Dear Sue Ellen,
My daughter just opened up to me about liking girls. I was shocked but grateful that she trusts me. I’m worried about her getting bullied at school and church because she’s pretty active and involved in both. I’m mostly worried more about other adults telling her things that will hurt her feelings. The last thing I want is for her to lose faith because of intolerance and insensitivity from other Christians. What should I do? I want to protect her forever. I know I can’t but I still try? She’s my first born child and only daughter.
In America we have the right to pursue happiness. That means we have the right to our opinions, our religious beliefs and to choose our gender. With that kind of freedom, we also run into controversies. With all the decisions we make, there are consequences. Some consequences are good but some are bad. Even when we make choices that feel right and make us happy we still may be faced with conflicts. It’s called life.
If you go to a church that can’t love your daughter because of who she is, then you need to go to another church. We are all a work in progress and sometimes church folk forget that. It is a sad commentary on churches.

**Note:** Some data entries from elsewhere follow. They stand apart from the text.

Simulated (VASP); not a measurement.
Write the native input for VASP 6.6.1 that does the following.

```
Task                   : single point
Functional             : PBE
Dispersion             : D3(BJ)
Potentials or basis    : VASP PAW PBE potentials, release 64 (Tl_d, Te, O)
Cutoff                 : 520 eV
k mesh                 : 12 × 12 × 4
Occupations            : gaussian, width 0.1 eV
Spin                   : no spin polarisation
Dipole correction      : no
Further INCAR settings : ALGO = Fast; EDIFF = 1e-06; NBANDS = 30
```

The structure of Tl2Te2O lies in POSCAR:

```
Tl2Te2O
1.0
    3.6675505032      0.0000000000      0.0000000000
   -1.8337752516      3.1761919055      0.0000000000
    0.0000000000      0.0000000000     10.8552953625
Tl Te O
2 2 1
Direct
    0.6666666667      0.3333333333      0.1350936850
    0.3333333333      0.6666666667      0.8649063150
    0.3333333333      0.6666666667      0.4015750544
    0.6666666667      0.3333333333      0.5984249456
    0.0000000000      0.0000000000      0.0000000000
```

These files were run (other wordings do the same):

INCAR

Have you ever noticed in nature how birds will push their babies out of the nest and they either fly away or fall to the ground and die? It is your job as a parent to prepare your daughter for the moment she flies away. You cannot protect her forever, but you can, and must, love your daughter forever, no matter what decisions she makes in her life. When she falls, be there to love her through it; when she achieves great successes, be there to celebrate it. We can only be the master of our own lives. It isn’t healthy for you to think you will forever be in control of your daughter’s destiny. Love, let go.